Russian ISU-152 assault gun. Nicknamed "Zveroboy" ("Beast-slayer") for its effectiveness against German tanks (though this is not modeled in-game). Source: Wikipedia.

Artillery on wheels or treads to increase its mobility.

Strengths:

  • Extremely fast. In fact, if you skip armor upgrades, you can make it the second-fastest land unit in the game (behind Self-Propelled Rocket Artillery).
  • Morale can be upgraded, unlike Artillery.
  • Upgrades with Armor so synergizes well with it.

Weaknesses:

  • Costs a lot.
  • Somewhat high number of upgrades per cycle (2 Artillery + 3 Armour + 2 Doctrine), increasing cost.
  • Almost 2.7 times as expensive as Artillery.

Self-Propelled Rocket Artillery (SP R Art)

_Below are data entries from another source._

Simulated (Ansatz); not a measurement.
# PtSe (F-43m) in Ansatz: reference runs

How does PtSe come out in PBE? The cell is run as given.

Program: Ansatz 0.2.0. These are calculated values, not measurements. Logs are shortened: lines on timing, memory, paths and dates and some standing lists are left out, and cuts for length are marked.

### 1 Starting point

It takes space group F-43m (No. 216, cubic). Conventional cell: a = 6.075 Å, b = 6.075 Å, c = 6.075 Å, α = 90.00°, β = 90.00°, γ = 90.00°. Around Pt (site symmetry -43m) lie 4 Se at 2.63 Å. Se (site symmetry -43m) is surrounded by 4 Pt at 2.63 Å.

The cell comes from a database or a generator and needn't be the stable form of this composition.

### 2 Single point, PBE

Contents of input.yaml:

Russian BM-13 Katyusha multiple rocket launchers firing in the Battle of Berlin. Source: Wikipedia.

To Self-Propelled Artillery as Rocket Artillery is to Artillery.

Strengths:

  • Cheaper than Self-Propelled Artillery.
  • Faster than Self-Propelled Artillery.
  • Upgrades better than Self-Propelled Artillery.

Weaknesses:

  • No Hard Attack upgrades.
  • Higher consumption than Self-Propelled Artillery.
  • Upgrades start later than Self-Propelled Artillery.

Direct Fire

All units under Direct Fire are support brigades and they include both foot-speed and self-propelled units.

Anti Tank (AT)

Like Artillery, but with Hard Attack.

Strengths:

  • Cheap.
  • Efficient source of Hard Attack.
  • Only 2 equipment and 1 doctrine upgrade per cycle, reducing cost (most units have 5-6 per cycle).

Weaknesses:

  • Slow.
  • Hardly any Soft Attack.
  • Majority of units in the game are Soft targets so Hard attack against them isn't useful.
  • Minimum of -40% combat penalty in all terrain (except Urban, -35%). Thus, it is mostly restricted in effectiveness to defensive roles.

Tank Destroyer (TD)

American M18 Hellcat tank destroyer, fastest tracked armored vehicle of WWII with a top speed of up to 60 mph (95 kph). Source: Wikipedia.

AT on treads.

Strengths:

  • Low softness.
  • Good source of Hard Attack.
  • Cheapest source of Hardness in the game allowing to "harden" softer units effectively.

Weaknesses:

  • Low Soft Attack and Toughness.
  • Three times as expensive as Anti Tank in terms of industry.
  • High number of upgrades per cycle (2 AT + 4 Armour + 2 Doctrine), increasing cost.
  • Only moderate speed (5), only slightly faster than cavalry(unless you skip Armor upgrades, in which case it can be quite speedy).
  • Uses a lot of fuel

Anti Air (AA)

FlaK 18 anti-aircraft gun, also known as the "88" due to its caliber in millimeters. Source: Wikipedia.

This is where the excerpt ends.